Thursday, December 9, 2010

Friday column: Competition's pluses, minuses


I’m fond of Eugene McCarthy’s line about politicians needing to be like football coaches: “You have to be smart enough to understand the game, and dumb enough to think it’s important.”

But having spent a lot of my life competing in athletics, including doing a little coaching, I do understand its lure — or at least one of the lures.

By and large, I think, people are less happy when they’re focused on themselves, more happy when they’re not — when they are able to “lose themselves” in something else.

There were times when I was young and miserable, when nothing could make me forget my unhappiness like a good, competitive game of basketball — in a gym or on a street.

Being “outside of myself” for that time was sheer relief.

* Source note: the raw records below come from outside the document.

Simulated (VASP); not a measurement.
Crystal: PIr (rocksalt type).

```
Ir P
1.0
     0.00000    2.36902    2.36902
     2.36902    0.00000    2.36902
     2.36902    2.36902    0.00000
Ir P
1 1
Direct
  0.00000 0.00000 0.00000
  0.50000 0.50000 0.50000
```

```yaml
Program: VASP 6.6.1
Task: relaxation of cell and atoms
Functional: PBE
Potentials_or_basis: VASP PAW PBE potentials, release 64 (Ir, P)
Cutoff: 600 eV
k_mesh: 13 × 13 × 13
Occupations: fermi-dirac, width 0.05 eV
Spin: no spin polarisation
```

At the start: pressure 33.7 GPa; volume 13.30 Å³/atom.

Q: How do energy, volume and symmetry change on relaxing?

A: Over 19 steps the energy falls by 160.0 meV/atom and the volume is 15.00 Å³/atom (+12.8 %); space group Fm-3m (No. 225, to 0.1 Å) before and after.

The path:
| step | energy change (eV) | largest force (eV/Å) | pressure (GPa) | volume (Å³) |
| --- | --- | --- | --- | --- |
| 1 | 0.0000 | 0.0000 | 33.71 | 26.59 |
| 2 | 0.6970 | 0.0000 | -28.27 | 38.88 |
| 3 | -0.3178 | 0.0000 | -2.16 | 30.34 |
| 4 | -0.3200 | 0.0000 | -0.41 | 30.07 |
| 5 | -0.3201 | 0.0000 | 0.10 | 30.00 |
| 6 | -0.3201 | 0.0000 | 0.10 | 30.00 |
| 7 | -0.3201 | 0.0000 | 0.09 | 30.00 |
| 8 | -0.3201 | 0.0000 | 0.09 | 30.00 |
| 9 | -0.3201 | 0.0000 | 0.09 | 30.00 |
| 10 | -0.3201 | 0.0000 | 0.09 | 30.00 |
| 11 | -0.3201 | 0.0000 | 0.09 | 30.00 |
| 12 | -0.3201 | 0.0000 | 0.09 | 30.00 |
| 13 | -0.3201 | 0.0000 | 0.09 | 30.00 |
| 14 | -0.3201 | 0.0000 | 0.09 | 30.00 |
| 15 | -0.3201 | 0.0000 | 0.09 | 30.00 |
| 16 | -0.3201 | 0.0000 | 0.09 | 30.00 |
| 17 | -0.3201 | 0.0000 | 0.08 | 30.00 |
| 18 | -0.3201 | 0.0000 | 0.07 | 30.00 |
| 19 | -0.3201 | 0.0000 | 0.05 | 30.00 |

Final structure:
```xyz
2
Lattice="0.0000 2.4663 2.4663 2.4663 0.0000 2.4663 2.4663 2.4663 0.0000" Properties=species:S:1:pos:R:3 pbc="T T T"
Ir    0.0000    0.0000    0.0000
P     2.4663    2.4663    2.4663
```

Sports offers an arena in which you not only can focus on externals, but also you can easily chart your progress. Want to know how you are doing? Look at the scoreboard. Look at your batting average. Look at your winning percentage. Life — real life — doesn’t offer those clear measuring sticks.

Of course, a life of constant competition comes with a price, a price Florida football coach Urban Meyer says he’s decided he no longer wants to pay, at least for now. One year after resigning following a health scare — only to quickly un-resign — Meyer appears sincere in his decision to step down.

In today’s college game, coaches at Meyer’s level are compensated at absurd levels, but just as absurd are the expectations others place on them. Meyer won two national titles at Florida; yet last year he “disappointed” Gators fans by only going 13-1. The reaction to this year’s 7-5 season? Don’t ask.

Coaching legend John Wooden told the story of a booster who came up to him after his UCLA team had beaten Kentucky to win the 1975 NCAA basketball title.

“It was a great victory, John.” Then the booster added, “After you let us down last year.”

“Last year,” 1974, Wooden’s Bruins had lost to North Carolina State in the NCAA finals, in double overtime — only the second time in 12 years Wooden’s team hadn’t cut down the nets.

That was Wooden’s last season; he knew when it was time to get out. It appears Meyer does, too.

Even so, the break for Meyer, just 46, could be brief.

“I can’t ever see that son of a gun getting out of the game and going into broadcasting,” Notre Dame assistant Tim Hinton said last year. “He’s too much of a competitor.”

Hopefully not.

Meyer already has discovered the health consequences of being super competitive. Competition also can be an addiction. It’s the need to compete, I think, that led to Pete Rose’s career meltdown and to the gambling problems of Michael Jordan and Charles Barkley.

Competition is a way to “lose yourself.” The trouble is, sometimes it really happens.